Him Horrison took over the Thirsty Hippo on Tuesday March 12, with Bloomington, Ind. band Heaven Honey for an album release party.
Him Horrison is the brainchild of Dylan “Dee Dee” Kern, who said the name is inspired by bands that took the name recognition of music to spark popularity in their music, recorded the “Port Modern Pastiche of Everything,” album in short bursts over a month.
“I’m happier than I’ve been in years despite burning every bridge I link to my past,” Kern said in the description of the album on Bandcamp. “It’s angelesque and trite, but [expletive] this is a lot of content that I put my entire heart into in spite of myself.”
Kern said that he does all of the songwriting, recording, booking and merchandise work but has five or six musician friends play with him on live shows.
“[I do] all of the annoying stuff that no one really likes but everyone does,” Kern said. “There is no reason for anyone else to do it in Him Horrison.”
Kern is well-known in the music scene for the multiple bands that have gained recognition in Hattiesburg, but Him Horrison is unlike the other sounds. Where Dee Dee Catpiss and the Fuzz Coffins is a hardcore punk band that is energetic and loud, Him Horrison is more subdued, utilizing spacey sounds and psychedelic riffs for an introspective sound.
“I wanted to make sad music because I was sad,” Kern said.
Many of the songs on the album came from when Kern was a teenager writing music with an acoustic guitar that he brought back and built onto.

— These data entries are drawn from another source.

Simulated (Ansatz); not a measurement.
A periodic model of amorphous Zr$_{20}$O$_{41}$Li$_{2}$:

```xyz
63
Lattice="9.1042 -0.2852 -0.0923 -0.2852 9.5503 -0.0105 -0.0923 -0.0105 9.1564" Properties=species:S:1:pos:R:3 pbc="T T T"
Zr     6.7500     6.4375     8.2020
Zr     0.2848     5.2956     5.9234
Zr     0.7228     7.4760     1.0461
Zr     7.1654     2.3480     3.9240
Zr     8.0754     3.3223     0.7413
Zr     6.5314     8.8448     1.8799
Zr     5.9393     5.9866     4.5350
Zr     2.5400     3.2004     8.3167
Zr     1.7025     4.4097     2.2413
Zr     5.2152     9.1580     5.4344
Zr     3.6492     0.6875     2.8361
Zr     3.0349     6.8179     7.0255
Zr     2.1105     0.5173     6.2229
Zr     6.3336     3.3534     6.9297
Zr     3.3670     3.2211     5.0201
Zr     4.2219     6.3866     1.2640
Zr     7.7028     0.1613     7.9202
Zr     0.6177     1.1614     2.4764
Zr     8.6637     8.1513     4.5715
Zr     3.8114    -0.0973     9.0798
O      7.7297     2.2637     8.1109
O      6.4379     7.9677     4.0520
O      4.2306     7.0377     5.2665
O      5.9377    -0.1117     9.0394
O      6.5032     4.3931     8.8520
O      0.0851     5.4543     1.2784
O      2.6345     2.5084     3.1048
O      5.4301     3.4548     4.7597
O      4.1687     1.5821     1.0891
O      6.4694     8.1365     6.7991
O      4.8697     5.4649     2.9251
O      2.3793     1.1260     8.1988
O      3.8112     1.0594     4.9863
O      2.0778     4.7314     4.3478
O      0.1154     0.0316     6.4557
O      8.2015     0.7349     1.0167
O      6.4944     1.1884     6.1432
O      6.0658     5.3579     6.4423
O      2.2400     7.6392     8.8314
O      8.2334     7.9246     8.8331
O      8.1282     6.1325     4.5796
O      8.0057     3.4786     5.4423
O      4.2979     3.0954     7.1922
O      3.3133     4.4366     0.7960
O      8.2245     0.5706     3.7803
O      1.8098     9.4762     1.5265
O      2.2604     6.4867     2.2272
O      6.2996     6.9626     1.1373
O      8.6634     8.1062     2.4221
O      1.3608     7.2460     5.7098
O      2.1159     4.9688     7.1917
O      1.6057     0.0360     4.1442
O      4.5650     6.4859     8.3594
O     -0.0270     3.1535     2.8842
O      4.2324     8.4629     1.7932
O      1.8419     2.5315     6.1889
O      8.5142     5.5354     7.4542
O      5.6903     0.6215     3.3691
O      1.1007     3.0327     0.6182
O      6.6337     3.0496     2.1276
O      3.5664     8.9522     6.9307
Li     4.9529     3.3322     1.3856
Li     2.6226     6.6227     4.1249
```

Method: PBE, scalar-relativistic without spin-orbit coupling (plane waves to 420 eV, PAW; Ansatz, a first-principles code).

Bandmate and friend of Kern, Randy Riley said Him Horrison is not what people usually expect. Every band member dons all-black clothes but is allowed to accentuate the costume with jewelry, and Kern himself wears black from head to toe, including black lipstick.
Riley also said the band likes to portray itself as a cult. He said he is a follower of Him, Kern’s character, and cannot speak unless okayed by Kern.
Members of the band all develop their own personalities besides themselves, according to Kern. Kern and his bandmates build these characters to embody things they often cannot do by themselves.
“[Him Horrison] has always been something I’ve used to act certain ways and do certain things I wouldn’t necessarily be confident doing as myself,” Kern said. “I’m doing it to say some stuff that I wouldn’t say.”
Kern said he would personally rather play solo live as well but needs the assisting musicians to keep the live show as close to the recorded versions as possible.
Audio technician at the Thirsty Hippo Zach Ross said he has heard Kern play many times and liked Him Horrison for the darker atmosphere it provides.
“Dee Dee himself is one of the most talented artists we have in Hattiesburg right now,” Ross said. “Him Horrison itself is an interesting thing. I was going through a lot of stuff at the time [when he moved to Hattiesburg], and I really connected with the music.”
Ross said that Him Horrison was one of the first live shows he saw after moving from Texas to Hattiesburg and fell in love with the band pretty quickly.
“It’s kind of reductive sometimes,” Kern said. “Any kind of negative fringe toward people, that’s where I usually try to vent that out and come to terms with that it is fine.”
Him Horrison’s new album and the rest of its discography can be found on Bandcamp for free streaming.